FT : Tank maker KNDS pushes Berlin to decide on taking stake before IPO

Tank maker KNDS pushes Berlin to decide on taking stake before IPO
German family shareholders want to press ahead with listing of Paris-backed group at €15bn-€20bn valuation

Franco-German tank maker KNDS has urged the German government to decide on plans to purchase a stake in the business, warning it would press ahead with a planned stock market listing before the summer even if no agreement is struck.

Tom Enders, chair of KNDS, told Berlin in a letter last month that the group intended to begin an IPO process within the next two months irrespective of whether Berlin had reached a decision on taking a stake beforehand, according to two people with knowledge of the matter.

The listing plans have been delayed largely because Chancellor Friedrich Merz’s coalition has become embroiled in internal debate over the size of a potential holding, according to five people with knowledge of the situation.

The disagreement has hindered negotiations with the family shareholders from whom Berlin would buy a stake, including over price, they said.

After a year of talks, Enders’ warning reflects growing frustration among the German families who own half of the Amsterdam-based defence group and are seeking to exit.

An IPO without an agreement with Berlin would leave the French state, which owns the other half of KNDS, as the largest single shareholder in a key supplier to Germany’s armed forces, the Bundeswehr.

“The family doesn’t want to wait,” said one of the people. “If the German government misses the boat now, they really miss the boat.”

Advisers to the company and shareholders say KNDS is aiming to reach a market capitalisation €15bn-€20bn in an IPO by June or July, while demand for defence stocks is strong.

Valuations in the sector have surged in recent years but shares in Rheinmetall have declined almost a quarter in 2026 with sales missing analysts’ expectations. Shares in ammunition maker Czechoslovak Group, which listed in January, plummeted this month after a short seller report.

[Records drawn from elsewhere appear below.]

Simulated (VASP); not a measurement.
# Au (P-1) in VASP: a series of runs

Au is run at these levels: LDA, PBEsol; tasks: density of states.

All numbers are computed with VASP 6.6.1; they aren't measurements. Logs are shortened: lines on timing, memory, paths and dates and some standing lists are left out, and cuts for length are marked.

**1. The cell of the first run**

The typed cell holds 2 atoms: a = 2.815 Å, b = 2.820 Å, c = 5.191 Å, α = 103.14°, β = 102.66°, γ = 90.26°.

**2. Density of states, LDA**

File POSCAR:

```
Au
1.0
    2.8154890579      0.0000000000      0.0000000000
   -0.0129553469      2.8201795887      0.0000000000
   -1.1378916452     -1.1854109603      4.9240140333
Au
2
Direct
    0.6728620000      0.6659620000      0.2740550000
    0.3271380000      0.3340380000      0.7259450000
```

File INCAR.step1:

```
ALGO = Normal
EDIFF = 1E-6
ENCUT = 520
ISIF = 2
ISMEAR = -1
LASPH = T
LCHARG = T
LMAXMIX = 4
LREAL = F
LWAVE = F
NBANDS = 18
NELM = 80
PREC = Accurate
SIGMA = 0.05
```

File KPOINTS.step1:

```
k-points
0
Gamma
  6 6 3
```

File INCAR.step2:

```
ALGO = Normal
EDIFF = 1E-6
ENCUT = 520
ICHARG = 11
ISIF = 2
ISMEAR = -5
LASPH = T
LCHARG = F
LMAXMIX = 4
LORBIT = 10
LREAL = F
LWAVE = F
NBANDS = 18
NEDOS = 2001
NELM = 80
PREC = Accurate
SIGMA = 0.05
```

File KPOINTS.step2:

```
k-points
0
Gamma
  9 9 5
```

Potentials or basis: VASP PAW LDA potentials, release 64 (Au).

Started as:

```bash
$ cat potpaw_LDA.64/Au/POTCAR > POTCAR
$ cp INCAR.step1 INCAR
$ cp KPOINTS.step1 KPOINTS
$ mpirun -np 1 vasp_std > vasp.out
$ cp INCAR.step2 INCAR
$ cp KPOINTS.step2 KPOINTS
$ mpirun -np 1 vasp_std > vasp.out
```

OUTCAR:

KNDS last month ordered an independent probe into bribery allegations related to a 2013 deal with Qatar’s armed forces. The company has said it expects to finalise its 2025 accounts this month. Auditor PwC will wait for the results of the investigation before signing off on the figures, the FT previously reported.

While the German government could still buy a stake after the IPO, it would then be constrained by takeover rules that require shareholders to bid for the entire company once they amass a 30 per cent holding.

At stake for Berlin is ensuring KNDS does not tilt towards Paris when deciding on programme priorities or the location of manufacturing sites.

Created in 2015 through the merger of Krauss-Maffei Wegmann and France’s Nexter, KNDS supplies Leopard 2 tanks to the German armed forces and Caesar howitzers to the French military.

The current plan is to float a minority stake — with the exact size still under discussion — with France and Germany to have equal holdings in the remainder.

However, divisions persist within the German government. The economy ministry favours a 30 per cent pre-IPO stake, while the defence ministry has pushed for a 40 per cent stake to account for possible future dilution.

Berlin is also seeking firmer commitment from Paris that France would reduce its own stake to match Germany’s holding, one of the people said.

The IPO is largely driven by the German families’ desire to sell down as much as possible and capitalise on investor interest as Germany pours hundreds of billions of euros into upgrading its military.

Within the German coalition, a decision over the stake is now at ministerial level with an intention to move quickly, according to two people with knowledge of the discussions.

One of them sought to downplay KNDS’s warning as partly tactical, saying it is in the company’s interest to strike a deal with Berlin because it would affect the size of its free float and share price.

The German and the French governments declined to comment. The families declined to comment.

KNDS said it could not comment on “internal German government discussions and [the company] shareholders’ matters”. It added that it remained focused on its strategy, including the IPO, with the full support of the board.